Cross-Model Disagreement as a Label-Free Correctness Signal

Detecting when a language model is wrong without ground truth labels is a fundamental challenge for safe deployment. Existing approaches rely on a model's own uncertainty -- such as token entropy or confidence scores -- but these signals fail critically on the most dangerous failure mode: confident errors, where a model is wrong but certain. In this work we introduce cross-model disagreement as a correctness indicator -- a simple, training-free signal that can be dropped into existing production systems, routing pipelines, and deployment monitoring infrastructure without modification. Given a model's generated answer, cross-model disagreement computes how surprised or uncertain a second verifier model is when reading that answer via a single forward pass. No generation from the verifying model is required, and no correctness labels are needed. We instantiate this principle as Cross-Model Perplexity (CMP), which measures the verifying model's surprise at the generating model's answer tokens, and Cross-Model Entropy (CME), which measures the verifying model's uncertainty at those positions. Both CMP and CME outperform within-model uncertainty baselines across benchmarks spanning reasoning, retrieval, and mathematical problem solving (MMLU, TriviaQA, and GSM8K). On MMLU, CMP achieves a mean AUROC of 0.75 against a within-model entropy baseline of 0.59. These results establish cross-model disagreement as a practical, training-free approach to label-free correctness estimation, with direct applications in deployment monitoring, model routing, selective prediction, data filtering, and scalable oversight of production language model systems.

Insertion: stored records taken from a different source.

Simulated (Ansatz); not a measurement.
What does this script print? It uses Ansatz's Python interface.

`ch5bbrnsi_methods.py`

翻译：在没有真实标签的情况下检测语言模型何时出错，是实现安全部署的基本挑战。现有方法依赖于模型自身的不确定性——例如词元熵或置信度分数——但这些信号在最危险的故障模式（即模型错误但有把握的自信性错误）中会严重失效。本文提出将跨模型分歧作为正确性指标——这是一种简单、无需训练的信号，可直接集成到现有生产系统、路由管道和部署监控基础设施中而无需修改。给定模型生成的答案后，跨模型分歧通过单次前向传播计算第二个验证模型在读取该答案时的惊讶程度或不确定性。该方法无需验证模型生成内容，也不需要任何正确性标签。我们将此原则实例化为跨模型困惑度（CMP）和跨模型熵（CME）：CMP衡量验证模型对生成模型答案词元的惊讶程度，CME衡量验证模型在这些位置的不确定性。在涵盖推理、检索和数学问题求解的基准测试（MMLU、TriviaQA、GSM8K）中，CMP和CME均优于模型内不确定性基线。在MMLU上，CMP的平均AUROC达到0.75，而模型内熵基线的平均AUROC为0.59。这些结果确立了跨模型分歧作为一种实用且无需训练的无标签正确性估计方法，可直接应用于生产语言模型系统的部署监控、模型路由、选择性预测、数据过滤和可扩展监督。